Kinoti invited four feminist advocates with different backgrounds and expertise to answer the question connecting it to their current work and activism. Âurea Mouzinho, policy advocacy and campaigns coordinator at GATJ, was among the speakers and underlined that a critical question for the feminist just transition is content with the idea of transitional justice to understand  the inequalities that might permeate the process as much as the current context from which we are seeking to depart .

“Who’s carrying the burden of the transition and what are we doing to ensure that, wherever we want to get to, is not at the expense of a decent life for people today and the fight against the injustices that currently exist in the world? The feminist question is predicated on rejecting models that continue to preface the idea of a green world over a more just world for everyone”, Mouzinho said.

She explained how tax justice is a powerful tool that should be used for building not only a green and sustainable economy, but also socially responsible. “Wealth taxes, excess profit taxes, taxes on big polluters and inheritance taxes are all tools that can enable us to start addressing questions of redistribution now.”

Âurea Mouzinho, Lucía Cavallero (on the screen), Jessica Mandanda and Wangari Kinoti

Jessica Mandanda, member of and communications advisor at Feminist Macroeconomics Alliance Malawi, shared a practical example to preface what a feminist just transition means to her. She recalled the women’s strike in Iceland in 1975, when all women in the country took a day off, refusing to perform any sort of work, including care work. As Mandanda told, the consequences of one single day without women doing their usual work were felt in every aspect of life, even in activities that, to this day, are still considered predominantly male.

“On the surface it looks like that wasn’t much action, but on that day, schools were closed, because most of the teachers were women; daycares were closed, because caregivers were women; and because women had left the children at home, men had to figure out what to do with them. They couldn’t cook, so some of the shops ran out of fast foods and the easiest thing to cook like eggs and sausages. Flights were cancelled, because flight attendants were women. What I love about this is that, in Malawian society, education is ultimately seen as the men’s domain, men and boys should get educated and not girls. But when women decided not to go to work, on that day, men and boys were not educated. Men also couldn’t go to work, because they had no one to look after their children,” she pointed out.

“A just transition for me is the radical acknowledgement that you cannot live for 24 hours without a woman in your life. You cannot survive without a woman doing all the work that you refuse to acknowledge is work,” Mandanda explained.

Economist at the International Labour Organisation (ILO), Ira Postolachi also focused on the importance of recognising women’s work, more specifically on care, for a just transition to be possible. She shared that, during ILO’s latest international conference, which happened about a month before the IAFFE’s conference, one of the resolutions approved was concerning a just transition towards an environmentally sustainable economy and society.
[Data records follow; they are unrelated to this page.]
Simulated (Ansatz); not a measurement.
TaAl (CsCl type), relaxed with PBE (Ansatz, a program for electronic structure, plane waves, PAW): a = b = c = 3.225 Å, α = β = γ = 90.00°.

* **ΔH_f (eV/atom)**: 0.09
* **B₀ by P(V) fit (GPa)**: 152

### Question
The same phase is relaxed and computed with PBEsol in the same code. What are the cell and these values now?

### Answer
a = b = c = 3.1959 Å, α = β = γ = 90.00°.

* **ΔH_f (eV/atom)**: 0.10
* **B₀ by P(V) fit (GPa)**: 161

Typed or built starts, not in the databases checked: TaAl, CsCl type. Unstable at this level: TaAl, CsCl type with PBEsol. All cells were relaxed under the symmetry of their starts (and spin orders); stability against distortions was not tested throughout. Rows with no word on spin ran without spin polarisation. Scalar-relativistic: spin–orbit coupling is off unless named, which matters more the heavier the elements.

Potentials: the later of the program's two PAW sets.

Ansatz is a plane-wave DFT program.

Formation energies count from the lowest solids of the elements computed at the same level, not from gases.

“This resolution says that a just transition should entail a strong gender inclusive dimension to address the many environmental challenges we are facing. It also encourages States to provide universal access to social protection systems and it also calls for investing in sustainable structures and quality public services. So a just transition cannot be possible if the importance of care is not recognised,” Postolachi said.

Lucía Cavallero, representative of the Ni Una Menos movement and debt and gender researcher at the Universidad de Buenos Aires, highlighted the importance of the feminist movement to create concepts from their political action, being the concept of a “just transition” one of them.

“Nowadays, to talk about the many crises we’re going through in Latin America, the vocabulary being used in many countries is feminist, the concepts came from feminist movements. A just transition, for me, is a work of connecting struggles. We need to achieve transversality in the feminist movement for the recognition of work, for more public care services, and for the struggle against extractivism,” she said.